Archive for the 'Hints' Category

What is a bird atlas?

This is #20 in a series of frequently asked questions about birding.

What is a Bird Atlas?

  • A bird atlas is usually in book form and consists of many maps of a given region, state or country, usually one map for every species found in the particular area covered by the atlas.
  • Each map has parts shaded in showing the distribution of that species in that region.
  • Many field guides have simplified maps showing the distribution of each species.
  • A bird atlas may also show other factors, things like areas where each bird is found breeding, how distribution has changed historically, population densities, vegetation distribution, rainfall and topography. All these factors can influence the presence of birds in particular zones.
  • In Australia there have been several atlases of bird distribution published.
  • I have personally contributed over a thousand reports in total to four of them, two in the Adelaide region of South Australia, and two nation-wide atlases of bird distribution.
  • I found this to be a very satisfying pursuit and my contribution towards conserving our wonderful birds.
  • The latest one, the New Atlas of Australian Birds is ongoing in its data collection.
  • More information, including how to be a contributor, can be found at the Birds Australia website. You can even submit your records electronically via the internet.

Relevant links:

Should I belong to a Bird Club?

This is # 19 in a series of frequently asked questions about birds and birding.

Should I belong to a bird club?

  • Being with like minded people, especially if they have more experience than you, is an excellent way of learning about birds.
  • Many organisations have excellent monthly meetings, often with very experienced speakers.
  • Most organisations also have monthly or quarterly journals or magazines, another excellent way of learning about birds in your area.
  • Most clubs often have monthly, even weekly, outings and excursions to great birding spots.
  • Sometimes the leaders can arrange access to areas where the general public cannot go, so this, of itself, is worth the annual fee.
  • I would highly recommend belonging to at least one local bird group and one national birding organisation, providing you can afford both. I am confident that you will not regret your decision.

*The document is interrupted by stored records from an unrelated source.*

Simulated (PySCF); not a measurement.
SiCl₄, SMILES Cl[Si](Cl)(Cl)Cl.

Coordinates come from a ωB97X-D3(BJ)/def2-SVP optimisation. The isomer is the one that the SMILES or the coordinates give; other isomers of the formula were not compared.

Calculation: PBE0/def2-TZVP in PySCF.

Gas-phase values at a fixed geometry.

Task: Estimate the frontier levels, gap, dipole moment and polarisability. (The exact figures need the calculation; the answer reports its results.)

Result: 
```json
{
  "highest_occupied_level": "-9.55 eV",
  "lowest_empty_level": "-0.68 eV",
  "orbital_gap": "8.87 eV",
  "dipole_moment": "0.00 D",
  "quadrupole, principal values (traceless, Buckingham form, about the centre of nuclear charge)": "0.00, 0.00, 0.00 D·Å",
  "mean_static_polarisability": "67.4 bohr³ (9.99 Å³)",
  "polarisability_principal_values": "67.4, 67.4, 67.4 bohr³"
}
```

How can I learn more about birds?

This is #18 in a series of frequently asked questions about birding.

How can I learn more about birds?

  • Learning about birds can be accomplished in many ways.
  • Studying field guides and other books is essential.
  • Much can be gained by reading bird magazines and on-line web sites, including birding blogs like this one. If you go to the links section of my blog I list some sites I particularly like.
  • I also enjoy learning more from natural history television programmes, videos and DVDs. I have quite a few and wished my budget stretched to the purchase of more.
  • Borrowing from libraries and other birders is another source of information.
  • Joining a birding club and attending their meetings and outings into the field is yet another way to hone one’s skills.
  • Never underestimate how helpful other birders can be.

Do I need CDs featuring bird calls?

This is #17 in a series called frequently asked questions about birding.

Do I need to buy a set of CDs featuring bird calls?

  • No – but they are an excellent learning resource especially if you are just beginning in birding.
  • Another use for them, even for experienced birders, is to get to recognise species by call alone. I can do that with probably about 50 species found near our home. When I move to the Adelaide Hills only 60 kilometres away some species are not as well known to me and I flounder with my identification.
  • I know I am really out of my zone of experience when I go birding in Sydney, for example.
  • Queensland and the Northern Territory are like going to another country. I can recognise them when I see them, but it is useful to also be able to ID a bird by call alone.

Do I need a GPS Unit when I go Birding?

This is part #16 in a series of frequently asked questions about birding.

What is a GPS and how do I use it in birding?

  • GPS stands for Global Positioning System and relies on signals from satellites to give an exact fix as to where you are on the Earth, often accurate to within a metre or so.
  • A GPS unit looks a bit like an older mobile phone or a remote control unit. They can be quite expensive with base models starting at about A$400.
  • A GPS is useful when doing surveys that require latitude and longitude coordinates. When I was sending in reports for the Atlas of Australian birds this was a requirement and I also add this information to the database on my computer.
  • A GPS is not essential unless one is doing some serious research or survey work – or you are a statistical freak tragic like me.

  • They can also be useful if you get lost – if you remember to take a reading of where you left the car!
  • Happy birding – and don’t get lost – or misplace your car!